Financial Education starts where?
I wrote a piece on ‘Make your own financial plan’ – this appeared on yahoo finance and some of you may have read it. What is amazing is the response that I have got for the same.
Largely saying the following:
– future is uncertain, SO DO NOT PLAN.
– equity markets are too risky, SO KEEP MONEY IN BANK FDs
– for long term requirement buy LIC JEEVAN ANAND.
– trust God, PLANNING IS UNNECESSARY
– mutual funds and ulips are lousy, GAMBLING is an easy way of earning money.
– INFLATION will be high, SO DO NOT PLAN
– for a common man LIC IS THE BEST…AVOID CAPITAL MARKETS.
To me this is a microcosm of India, and am happy with the results so far. When more and more people STAY AWAY from the equity markets, it becomes easier to handle LOWER EXPECTATIONS I guess. I expect only about 12% on my equity portfolio – that looks easy.
Am I sad when I see such people? No, never. To me such people will ensure that the good shares will constantly push the bad shares out of the sensex!

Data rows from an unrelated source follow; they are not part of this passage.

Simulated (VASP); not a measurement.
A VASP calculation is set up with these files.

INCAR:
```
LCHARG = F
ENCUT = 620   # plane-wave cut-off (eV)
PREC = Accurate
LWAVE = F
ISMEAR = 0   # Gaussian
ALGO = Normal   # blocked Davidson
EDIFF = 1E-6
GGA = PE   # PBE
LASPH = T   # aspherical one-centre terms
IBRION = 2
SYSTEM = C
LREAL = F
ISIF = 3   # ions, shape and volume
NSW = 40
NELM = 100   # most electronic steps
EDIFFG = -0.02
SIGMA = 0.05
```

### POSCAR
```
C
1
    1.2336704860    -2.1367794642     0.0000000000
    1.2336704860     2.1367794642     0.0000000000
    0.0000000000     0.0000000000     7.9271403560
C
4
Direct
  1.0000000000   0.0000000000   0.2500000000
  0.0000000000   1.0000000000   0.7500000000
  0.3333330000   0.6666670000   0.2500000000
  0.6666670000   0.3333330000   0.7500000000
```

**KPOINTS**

People who buy LIC policies of course are in the bigger bill – their contribution keeps the country running. We need LIC and its bhakts – otherwise supporting the equity market and the debt market will become difficult.
Should you keep all your money in cash – with uncertain markets? Sure if more people keep their money in debt markets or avoid equity or bullion markets, better for people who have invested in the capital markets!
Could go on and on…………..
Akshata
This is my first comment on this blog, I am following your blog since a few months.
Will it be beneficial if more and more people enter the equity markets? Will the returns be better for everyone if more and more people enter the market? I do not know if this is a very basic question, but I had this question going up in my mind for sometime now.
Sansvk
Oh how come no responses about RE being a safe haven… 🙂
Abhijit
There is a lobby of Agents (LIC/ULIP, and other lousy products) that keeps touting only products they sell. Even I have faced a severe criticism for fooling people (!) when I commented on financial articles published on news sites in favor of equities or against such lousy schemes.
From the language, girt, determination and explanations that they provided, it was evident that they themselves were sellers of these schemes (mostly LIC). They even recommended some schemes in comments!